In the last 10 seasons, the Penn men’s squash team has been excluded from the ‘A’ tournament thrice.

This season will mark the fourth time.

Friday afternoon, the Quakers defeated Columbia, 7-2, at Ringe Courts. But two days later, they were swept by Cornell in Ithaca, N.Y., to complete their regular season.

‘Storied program takes on up-and-coming club’ isn’t how one would normally describe a Penn-Columbia matchup ­— after all, both schools are members of the Ancient Eight. However, when it comes to men’s squash, that phrase accurately summarizes the Quakers’ encounter with the Lions.

The Red and Blue (5-7, 2-5 Ivy) boast the fourth-oldest Ivy League squash team, a program dating back to the early 1930s. This year marked the first for the Lions (5-10, 1-6) at the varsity level. Though the Light Blue do not have the most impressive record on paper, as a rookie club, they still are ranked No. 15 in the nation.

“[Columbia is] a team that’s on the rise, so for us to win against them is great,” coach Jack Wyant said.

The final match of the day was also the highlight of Friday’s meeting, as No. 3 Penn sophomore Daniel Judd notched a comeback victory in five sets.

“At that point, I really had nothing left to lose,” Judd said about returning to the court down, 2-1. “I started thinking more what I was going to do with each shot, and it made a big difference because I stopped having to run as much.”

Sunday’s 9-0 defeat to No. 6 Cornell (12-5, 4-3) was not a surprise — a Penn victory would have been a major upset — but nonetheless leaves a bitter aftertaste to the final weekend of the regular season.

The loss will weigh heaviest on Penn’s two seniors, co-captains No. 1 Thomas Mattsson and No. 4 Trevor McGuinness, who took the court during the regular season for the final time in their careers.

Though the loss may sting for the seniors, their teammates’ and coach’s warm words may help ameliorate the pain.

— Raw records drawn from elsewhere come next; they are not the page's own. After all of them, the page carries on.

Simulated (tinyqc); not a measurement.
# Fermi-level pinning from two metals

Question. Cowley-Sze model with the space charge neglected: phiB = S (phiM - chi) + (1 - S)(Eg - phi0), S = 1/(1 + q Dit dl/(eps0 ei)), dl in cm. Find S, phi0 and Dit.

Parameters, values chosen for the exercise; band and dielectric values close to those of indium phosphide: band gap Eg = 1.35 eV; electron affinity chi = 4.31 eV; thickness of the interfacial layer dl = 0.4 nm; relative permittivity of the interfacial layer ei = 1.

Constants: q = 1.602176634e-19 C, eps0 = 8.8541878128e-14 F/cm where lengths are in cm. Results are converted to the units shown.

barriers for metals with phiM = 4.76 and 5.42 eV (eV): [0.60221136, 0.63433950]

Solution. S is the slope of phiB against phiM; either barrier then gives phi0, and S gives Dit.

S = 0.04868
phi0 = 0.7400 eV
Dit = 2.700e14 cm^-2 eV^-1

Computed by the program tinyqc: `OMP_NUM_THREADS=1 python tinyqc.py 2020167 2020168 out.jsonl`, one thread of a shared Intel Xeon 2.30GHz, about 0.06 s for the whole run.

“Trevor and Thomas have done a great job leading the team this year,” Wyant said. “[They] have really helped lay a foundation for success.”

Judd added to the praise.

“It’ll be tough when we lose our two seniors. They’ve been incredible, incredible role models,” he said. “They really set the bar in terms of always trying to get better.”

Judd added his captains’ leadership would help them at nationals in a week and a half, and in future seasons as well.

Penn is currently ranked No. 9 nationally, a ranking which, if maintained, would give the Quakers the first seed in the B-division tournament. If they win at nationals, they would improve upon last year’s second-place finish.